MACONDO IN THE TIME OF SCREENS: TEACHING LITERATURE WITH DIGITAL TOOLS
University of Puget Sound (UNITED STATES)
About this paper:
Appears in:
ICERI2014 Proceedings
Publication year: 2014
Page: 4390 (abstract only)
ISBN: 978-84-617-2484-0
ISSN: 2340-1095
Conference name: 7th International Conference of Education, Research and Innovation
Dates: 17-19 November, 2014
Location: Seville, Spain
Abstract:
Kathleen Fitzpatrick (2010) defined Digital Humanities as “a nexus of fields within which scholars use computing technologies to investigate the kinds of questions that are traditional to the humanities” (12). While many universities in the United States have advanced the practice of the DH, John Unsworth (2010) notes that “community colleges, most largest state and regional universities, small schools, and many private campuses have been comparatively under involved” (np). Gold and Groom (2012) agree that the potential for projects in digital humanities pedagogy “lies in their ability to connect learners in ways that hack around the artificial boundaries of selectivity and elitism that educational institutions have long erected around themselves” (406). Alexander and Davis (2012) point that in the liberal arts environment “there are several arguments for disengagement, including problems of logistics, infrastructure, and campus identity” (368).

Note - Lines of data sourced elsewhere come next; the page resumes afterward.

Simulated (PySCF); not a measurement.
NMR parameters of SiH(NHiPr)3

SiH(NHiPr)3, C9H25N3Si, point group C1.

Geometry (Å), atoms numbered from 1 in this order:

Logistics, infrastructure, and campus identity are indeed key concerns in the development of courses in the Humanities at the University of Puget Sound, a liberal arts school in the United States, where a small group of faculty is involved in the integration of digital tools in otherwise traditional courses. While courses are conducted in person and within the university’s term regulations, projects and assignments are all completed online. In addition to blog posts that serve as writing assignments, students create word clouds, mind maps, digital timelines, and other text mining tools to generate class discussion; they annotate texts using wikis to reveal deeper meaning; and for final projects they use these tools to generate objects that are integrated into a digital-born document.
This presentation will explore student response to digital-born assignments in the capstone course “Around Macondo in Eighty Days” a literature-based course where the close reading of a text is the primary focus and discussion happens live but assignments are completed, submitted and assessed online. The presentation will include samples of student work, such as word clouds, wikis, mind maps and digital timelines used to examine themes, images and motifs in the novel One Hundred Years of Solitude by Gabriel Garcia Marquez, collected through two iterations of the course.Keywords:
Literature, Digital Humanities, online assignments, Macondo, Gabriel Garcia Marquez.